Having Won a Pulitzer for Exposing Data Mining, Times Now Eager to Do Its Own Data Mining

Keach Hagey

April 24, 2007

Barely a year after their reporters won a Pulitzer prize for exposing data mining of ordinary citizens by a government spy agency, New York Times officials had some exciting news for stockholders last week: The Times company plans to do its own data mining of ordinary citizens, in the name of online profits.

The news didn’t make everyone all googly-eyed. In fact, some people at the paper’s annual stockholders meeting in the New Amsterdam Theatre exchanged confused looks when Janet Robinson, the company’s president and CEO, uttered the phrase “data mining.” Wasn’t that the nefarious, 21st-century sort of snooping that the National Security Agency was doing without warrants on American citizens? Wasn’t that the whole subject of the prizewinning work in December 2005 by Times reporters Eric Lichtblau and James Risen?

And hadn’t the company’s chairman and publisher, Pinch Sulzberger, already trotted out Pulitzers earlier in the program?

Yes, yes, and yes. But Robinson was talking about money this time. Data mining, she told the crowd, would be used “to determine hidden patterns of uses to our website.” This was just one of the many futuristic projects in the works by the newspaper company’s research and development department. Heck, she added, the R&D department, when it was founded several years back, was “a concept unique in the industry.”

These days, of course, all media outlets—not just the Times—are trying to bulk up their online presence, and many are desperately attempting to learn more about their readers’ habits and then target ads to them. The old-line newspaper companies in particular are under immense pressure to figure out how to make double-digit leaps in profits annually—something they didn’t have to worry about doing before websites spirited away huge chunks of newspapers’ classified advertisers.

Not that anyone would confuse an old-line media company like the Times with a modern data expert like Google, but Sulzberger himself made kind of a comparison earlier in the stockholders’ meeting. Morgan Stanley and other investors have ragged on the Times for having a two-tiered stock structure that protects the powerful voting shares from falling into the “wrong” hands. Sulzberger reminded the crowd that Google stock, that most coveted of Wall Street delicacies, also comes in two tiers.
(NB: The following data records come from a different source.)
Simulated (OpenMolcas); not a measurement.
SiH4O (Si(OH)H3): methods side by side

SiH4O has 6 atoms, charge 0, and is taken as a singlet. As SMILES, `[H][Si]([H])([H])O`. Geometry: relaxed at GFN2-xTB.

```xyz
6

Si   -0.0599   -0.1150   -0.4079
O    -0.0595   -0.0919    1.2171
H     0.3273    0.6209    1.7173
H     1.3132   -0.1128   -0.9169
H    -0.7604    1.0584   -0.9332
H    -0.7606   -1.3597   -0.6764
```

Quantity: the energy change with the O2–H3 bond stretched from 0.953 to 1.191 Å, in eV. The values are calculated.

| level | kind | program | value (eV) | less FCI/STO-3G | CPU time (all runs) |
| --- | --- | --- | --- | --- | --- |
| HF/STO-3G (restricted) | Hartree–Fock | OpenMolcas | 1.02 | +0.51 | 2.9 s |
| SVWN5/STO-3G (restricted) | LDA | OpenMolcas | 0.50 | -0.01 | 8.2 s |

But that’s business. Do readers really want data-mining behavior from their newspapers—not just the Times but every other big media outlet? Do they want newspaper databases to store reading histories, minute by minute, until one day the government shows up to examine ordinary citizens’ shopping and viewing and chatting habits in detail? If you think it can’t happen, ask the librarians who’ve been told to hand over readers’ checkout records under the Patriot Act.

Jim Harper, director of information policy studies at the libertarian Cato Institute, agrees that the prospect of a media-compiled reader-habit database is worrisome.

“My concern is, what happens when the government comes in and subpoenas it?” he says. “It’s bad news to keep long, deep storehouses of information about how people use the Internet.”

Harper notes that the Justice Department has been pushing since last spring for a “data retention” law that would require Internet service providers to warehouse their customers’ online activity for the convenience of government investigators.

Ancient Times man Arthur Gelb made this hardly surprising observation to the Observer the other day: “Some day we’ll all be reading our papers electronically.” But the problem with reading papers electronically is that they can also read you.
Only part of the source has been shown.